Nick Prolix’s Slang Pictorial is one of those comics that we can file under “really should have had more coverage on Broken Frontier by now”. A year or two back we ran a series of Prolix’s Bullpen Boot-Camp features, a text and illustration strip that provided “lessons from classic comic creators for making it as an indie!”. You can read them all in one place at that link and we recommend that you do!
Slang Pictorial acts as an umbrella title for Prolix’s work with the main feature of the comic being The Sheep and the Wolves, his webcomic in print form. Appropriating the title from an obscure British crime novel, The Sheep and the Wolves is set in a distinctly unglamorous 1960s London (the fictional Bouveray Town) with a sprawling cast, but focusing on the sometimes fourth wall-breaking central character Jimmy Angel, a small-time debt collector.involved in petty crimes and dodgy dealings. The wider role call is made up of colourful characters including Jimmy’s extended family, girlfriend Linda, her sleazy boss Mr. Bunting, Linda’s suspicious father Wilf and a cast of ne’er-do-wells, working class stalwarts and everyday folk trying to keep their heads above the water in difficult times.
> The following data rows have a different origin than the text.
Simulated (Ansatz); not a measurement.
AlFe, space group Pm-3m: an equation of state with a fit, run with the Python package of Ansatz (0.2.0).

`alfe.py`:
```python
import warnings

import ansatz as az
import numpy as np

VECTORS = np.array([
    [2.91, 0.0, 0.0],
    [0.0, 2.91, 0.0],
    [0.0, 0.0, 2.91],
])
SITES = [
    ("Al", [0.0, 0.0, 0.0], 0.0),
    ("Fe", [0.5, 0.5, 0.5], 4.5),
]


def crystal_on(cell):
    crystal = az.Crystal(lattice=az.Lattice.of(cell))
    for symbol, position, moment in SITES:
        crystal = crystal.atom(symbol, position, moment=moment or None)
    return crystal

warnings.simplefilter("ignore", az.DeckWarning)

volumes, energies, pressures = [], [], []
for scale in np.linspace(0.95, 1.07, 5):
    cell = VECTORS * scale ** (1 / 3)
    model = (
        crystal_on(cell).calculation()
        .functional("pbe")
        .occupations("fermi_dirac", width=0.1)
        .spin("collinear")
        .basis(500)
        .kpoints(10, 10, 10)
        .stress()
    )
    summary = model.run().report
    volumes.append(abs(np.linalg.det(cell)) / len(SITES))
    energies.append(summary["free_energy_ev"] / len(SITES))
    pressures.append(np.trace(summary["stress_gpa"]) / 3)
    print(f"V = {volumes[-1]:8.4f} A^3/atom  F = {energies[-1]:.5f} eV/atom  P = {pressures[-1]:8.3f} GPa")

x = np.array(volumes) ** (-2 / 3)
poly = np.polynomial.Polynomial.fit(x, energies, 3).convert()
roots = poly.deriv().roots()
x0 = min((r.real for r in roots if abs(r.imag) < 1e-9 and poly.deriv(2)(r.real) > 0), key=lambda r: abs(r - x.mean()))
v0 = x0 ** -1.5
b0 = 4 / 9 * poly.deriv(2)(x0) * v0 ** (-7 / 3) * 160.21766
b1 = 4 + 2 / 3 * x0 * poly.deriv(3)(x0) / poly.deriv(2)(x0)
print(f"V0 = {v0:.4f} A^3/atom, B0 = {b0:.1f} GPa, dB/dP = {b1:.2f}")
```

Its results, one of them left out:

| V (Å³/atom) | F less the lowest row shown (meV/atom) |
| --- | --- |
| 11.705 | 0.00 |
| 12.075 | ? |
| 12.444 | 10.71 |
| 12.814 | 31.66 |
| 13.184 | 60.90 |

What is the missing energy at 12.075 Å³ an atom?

Prolix uses the format to tell his continuing soap-style tale but also to contrast it with spotlight shorts on supporting cast members or time-jumping tales of the characters in their younger years. While earlier instalments in Slang Pictorial #1 are comparatively raw and show the marks of an artist finding his voice, the evolution of Prolix’s visual style is rapid.
By the third issue that progression is pronounced; giving us fluid, engaging cartooning with one foot in expressive caricature and one in urban realism, allowing the reader to engage and relate with his characters on multiple layers. You only have to look at his cityscapes in latter issues and the way in which the reader can get lost in the detail of a single panel to see that. Lettering is also inventively used with symbols often employed for effect instead of text or speech balloons being obscured to note background noise or characters talking over each other.
Thematically there’s a lot going on in the various The Sheep and the Wolves narratives. Light interlude strips pepper the longer-form dramas which have a large number of characters and plotlines interweaving through each other dealing with everything from the comic relief of inept criminal enterprise to serious threads concentrating on 1960s bigotry and workplace harassment.
If there’s one more obvious criticism to be made it’s that as time goes on Prolix perhaps tries to incorporate too many strands of storytelling into each issue, giving us too little progression in some ongoing features and meaning the most recent issue has something of a scattershot feel. But over-ambition in self-publishing is certainly preferable to the alternative and underlines that Prolix is proving to be a one-man ideas factory. Check this out in conjunction with some of his sketchbook offerings to experience the cartooning energy of a creator whose profile has been deservedly rising ever upwards over the last couple of years.